2.3.4. Electricity from Deep Geothermal Energy

No deep geothermal plant operations exist in Switzerland. Although the technology of hydrothermal plants is well developed, its implementation depends on deep natural aquifers. Less site-dependent petrothermal plants are less developed. The construction of such plants is therefore associated with higher risks [29,30]. The information on the status of deep geothermal plants (hydro- and petrothermal plants) provided by Ballmer et al. [13] is still valid today. The additional potential was set to zero due to a lack of concrete projects as well as great uncertainties in implementation.

2.3.5. Heat from Solar Energy (Solar Thermal Energy)

Around 85,000 solar thermal systems are in operation in Switzerland [31]. The current number of systems in the canton of Aargau is not recorded, but the cantonal subsidy database allows for rough estimates. Nathani et al. [32] estimated the capacity for 2010 at around 63 MW and the annual amount of heat generated from solar thermal systems at around 38 GWh/year. The potential for solar heat was derived based on data from the cantonal solar register (Table 2): 4.5% of the economically usable roof areas is reserved for heat generation, i.e., around 57 GWh/year of electricity cannot be generated in this area (own calculation based on METEOTEST [33] and [25]). Based on Swissolar [34,35], we calculated the heat yield per area to be four times higher than electricity, which leads to a heat quantity of about 230 GWh/year.

2.3.6. Environmental Heat

Canton Aargau uses a total of around 400 GWh/year of environmental heat [36], primarily with geothermal probes (approximately 91% of the systems) but also with heat pumps that use heat from groundwater, surface water, spring water, or wastewater and from the air. The figures for heat production capacity refer to the year 2010 [32]. For geothermal probes and heat pumps, which extract heat from groundwater or surface waters, it is difficult to quantify the additional potential of the usable amount of heat. The AGIS Geothermal Probes Public Map dataset only provides information on where which type of heat utilization is possible in the canton [37]. Only the potential already used (399 GWh) is taken into account.

2.3.7. Energy Potential from Biomass

The various biomass types available for energy generation were differentiated to calculate biomass potentials [14,15]. Depending on the type, different forms of energy (electricity, heat, and fuel) can be produced. As far as electricity is concerned, biomass is currently the second-largest energy source in Switzerland after hydroelectric power. Most of this is due to the content of organic material in the waste material burned in incineration plants. Biomass currently accounts for 2.5% of total electricity production [38].

In canton Aargau, the electricity generated from biomass comes primarily from waste incineration plants, followed by biogas plants that are connected to cogeneration plants that convert biogas into electricity directly on-site. Only about half of the energy from waste incineration plants counts as renewable energy, based on the proportion of biomass in the waste. At 78 GWh/year, electricity production from biomass in canton Aargau, similar to the rest of Switzerland, is currently low.

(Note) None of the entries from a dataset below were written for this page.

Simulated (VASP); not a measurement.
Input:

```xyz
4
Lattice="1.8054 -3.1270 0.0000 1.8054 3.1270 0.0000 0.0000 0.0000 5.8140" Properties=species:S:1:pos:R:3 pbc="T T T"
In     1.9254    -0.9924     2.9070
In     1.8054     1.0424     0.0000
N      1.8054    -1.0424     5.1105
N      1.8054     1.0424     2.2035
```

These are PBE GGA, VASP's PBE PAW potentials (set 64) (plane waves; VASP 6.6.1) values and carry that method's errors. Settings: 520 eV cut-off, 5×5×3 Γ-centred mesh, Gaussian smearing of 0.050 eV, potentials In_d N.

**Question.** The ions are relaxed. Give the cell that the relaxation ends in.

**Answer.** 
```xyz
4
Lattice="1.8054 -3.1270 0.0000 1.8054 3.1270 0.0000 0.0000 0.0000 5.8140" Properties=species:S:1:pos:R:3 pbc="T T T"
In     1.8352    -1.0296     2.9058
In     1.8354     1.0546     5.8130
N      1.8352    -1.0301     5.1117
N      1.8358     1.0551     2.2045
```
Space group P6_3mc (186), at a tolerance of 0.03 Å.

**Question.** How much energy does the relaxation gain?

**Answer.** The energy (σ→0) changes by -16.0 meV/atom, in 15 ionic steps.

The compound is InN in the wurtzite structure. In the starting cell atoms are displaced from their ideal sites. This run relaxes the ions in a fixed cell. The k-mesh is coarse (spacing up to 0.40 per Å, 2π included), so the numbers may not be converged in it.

The biomass potentials are indicated as primary energy (Figure 2), i.e., as the available energy contained in the resource. The efficiencies of the conversion technologies are not considered. Consequently, the quantities of energy indicated are only partially available as final energy.

For all 10 biomass categories, the “theoretical,” “sustainable,” “already used,” and “additional potential” were determined for the current conditions. The theoretical potential includes the maximum domestically produced biomass that could be used. The sustainable potential can be derived after deducting ecological and economic as well as legal and political restrictions. Figure 2 shows only the theoretical and the sustainable potential. The potential “already used” corresponds to the biomass that has already used for energy purposes (see [14,15]).

2.4. Energy Consumption Today and in the Future: Outlook for 2035

Current and future energy consumption is based on the statistics listed below and on the estimated savings potential of the Swiss federal government [22].

2.4.1. Electricity

Annual electricity consumption in 2016 amounted to 4849 GWh in the canton of Aargau. In 2035, it is assumed that there will be an increase in electricity demand mainly due to electromobility, but a decrease in demand due to an increase in efficiency. Based on current electricity consumption, there is enormous potential for economic savings. According to the federal government’s targets [22], electricity consumption in Switzerland must be reduced by 13% by 2035, i.e., an increase in efficiency in the electricity sector of 13% is expected. LED technology reduces consumption for lighting, high-efficiency pumps for water, speed-controlled motors for driving, and the highest efficiency classes (A+++) for appliances. Control technologies (that limit use to when it is required, e.g., via motion sensors, sleep mode) and the adaptation of industrial processes can further reduce consumption significantly. If the federal government were to increase efficiency by 13%, only around 4219 GWh of electricity would be required in the canton of Aargau in the future.

2.4.2. Heat

The cantonal energy statistics for 2016 do not differentiate whether the demand for natural gas and crude oil is for heat supply or other uses. Although fuels and natural gas are listed separately, the intended use is not apparent. In households, commerce, trade, services, and industry, the majority of gas and oil consumption is likely to be used for space heating and hot water. For 2016, fuel consumption of 9879 TJ (2744 GWh) and natural gas consumption of 9680 TJ (2689 GWh), i.e., a total consumption of 5433 GWh/year, are reported [39,40].

In the European Union, buildings account for 40% of total final energy consumption. The greatest savings potential lies in space heating and hot water, which account for 85% of building energy consumption. These areas also hold great substitution potential for gas and oil through renewables. Residential buildings (detached and multi-family houses) could also be supplied with 100% solar thermal energy [41]. In rural areas, oil-fired heating systems and inefficient wood stoves should generally be replaced, e.g., by wood pellet heating systems when heating systems are renewed. Solar thermal energy is to be used for hot water in summer [42].

Inspired by the federal government’s targets, energy consumption for heating in Switzerland should be reduced by 43% by 2035 [22]. This would lead to a reduction of the current heating requirement from 5433 GWh/year to 3097 GWh by 2035.

2.4.3. Fuel

With a total consumption of 5036 GWh (18,131 TJ) [8] of fossil fuels in 2016, road and rail transport in canton Aargau devours considerable amounts of energy that can hardly be covered by biofuels [8]. The use of biomass for these biofuels is restricted by the principle that food production always has priority over energy use (see Federal Biomass Strategy [3]). The Swiss Federal Office of Energy, therefore, gives priority to the economical and rational use of energy (position paper for the future 2035 SFOE [39]). There must be no direct or indirect displacement effects, nationally or abroad [43]. Should biofuels become established, it is still unclear from which resources they should be produced and whether they should be produced in Switzerland or imported from abroad. Although the import of sustainably produced biomass is possible, it is controversial in the public debate.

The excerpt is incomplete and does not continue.